Shell method for volume

[kheath39]

Use the shell method to find the volume of the solid generated by revolving the region bounded by the line y=x+2 and the parabola y=x^2 about the following line. y=4


I can get the correct answer by doing the washer method, but no matter how I manipulate this I cannot get the answer using the shell method.

Ive set it up as upper b 4 lower b 1 2pi(4-y)(sqrty-(y-2)dy + upper b 1 lower b 0 2piy(2sqrty)dy and that is incorrect. I've tried so many other things but cannot get it. I've used my online tutoring service and have burned through 8 "tutors" that cannot get it.

The correct answer is 108pi/5 and can be solved via the washer method upper b 2 lower b -1 pi((4-x^2)^2-(4-(x+2))^2dx

 

[stapel]

Use the shell method to find the volume of the solid generated by revolving the region bounded by the line y=x+2 and the parabola y=x^2 about the following line. y=4

Ive set it up as upper b 4 lower b 1 2pi(4-y)(sqrty-(y-2)dy + upper b 1 lower b 0 2piy(2sqrty)dy and that is incorrect....

How did you arrive at these boundaries and integrands?

Since this is being rotated around y = 4 and you have to do by shells (that is, by hollow cylinders, which are circles multiplied by heights), you'll be working in terms of dy, rather than in terms of dx. You'll start (after the graphing) by converting things from "y in terms of x" to "x in terms of y".
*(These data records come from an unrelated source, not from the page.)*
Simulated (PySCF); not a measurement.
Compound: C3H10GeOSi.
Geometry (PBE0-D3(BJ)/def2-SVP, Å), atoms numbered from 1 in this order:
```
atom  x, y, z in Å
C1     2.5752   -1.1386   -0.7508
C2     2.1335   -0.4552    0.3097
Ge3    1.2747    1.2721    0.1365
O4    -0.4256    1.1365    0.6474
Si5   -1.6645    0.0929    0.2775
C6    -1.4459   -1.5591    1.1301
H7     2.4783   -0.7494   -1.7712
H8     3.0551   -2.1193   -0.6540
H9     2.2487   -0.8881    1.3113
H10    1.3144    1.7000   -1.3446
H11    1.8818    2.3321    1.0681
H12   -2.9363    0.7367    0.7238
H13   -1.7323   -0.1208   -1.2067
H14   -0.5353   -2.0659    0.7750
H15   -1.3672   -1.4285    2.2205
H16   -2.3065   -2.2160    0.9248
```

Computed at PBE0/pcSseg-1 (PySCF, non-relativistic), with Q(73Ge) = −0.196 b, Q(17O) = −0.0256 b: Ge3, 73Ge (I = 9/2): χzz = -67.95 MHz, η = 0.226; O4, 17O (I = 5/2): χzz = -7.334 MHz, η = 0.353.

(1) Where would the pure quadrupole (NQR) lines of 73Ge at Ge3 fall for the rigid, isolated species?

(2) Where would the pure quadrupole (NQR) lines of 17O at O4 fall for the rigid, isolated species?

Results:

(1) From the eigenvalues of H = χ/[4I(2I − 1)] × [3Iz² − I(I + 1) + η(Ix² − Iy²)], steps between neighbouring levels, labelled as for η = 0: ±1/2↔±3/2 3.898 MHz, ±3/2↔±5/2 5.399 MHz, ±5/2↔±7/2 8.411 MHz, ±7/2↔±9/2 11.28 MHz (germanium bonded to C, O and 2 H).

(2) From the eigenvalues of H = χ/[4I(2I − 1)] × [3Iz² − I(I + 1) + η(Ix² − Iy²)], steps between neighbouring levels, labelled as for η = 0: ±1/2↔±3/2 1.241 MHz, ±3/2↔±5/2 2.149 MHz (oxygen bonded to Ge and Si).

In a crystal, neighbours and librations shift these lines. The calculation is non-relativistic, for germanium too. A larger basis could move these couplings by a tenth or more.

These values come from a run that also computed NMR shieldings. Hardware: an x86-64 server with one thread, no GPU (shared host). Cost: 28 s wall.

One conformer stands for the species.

. . . . .\(\displaystyle y\, =\, x\, +\, 2\, \Rightarrow\, y\, -\, 2\, =\, x\)

. . . . .\(\displaystyle y\, =\, x^2\, \Rightarrow\, \pm \sqrt{y\, }\, =\, x\)

Doing the graph (and turning it sideways, if this helps), you can see that you'll be using one integrand from y = 0 to y = 1; then, when the straight line comes into play, you'll be using a second integrand from y = 1 to y = 4.

Volumes by shells is done (here) by height of the cylinder (being the top function, less the bottom function), and multiplying by the radius and 2pi. That is, you'll find the circumference of the circle for the cylinder, and multiply by the height.

Using this setup, I get the correct value. Please reply showing all of your steps for this. Thank you!

 

[kheath39]

I got it, thank you.

On my second integral for the radius I was no longer taking 4-y and just changed it to y and overlooked it as I tried a million other things.

Its always the simple things.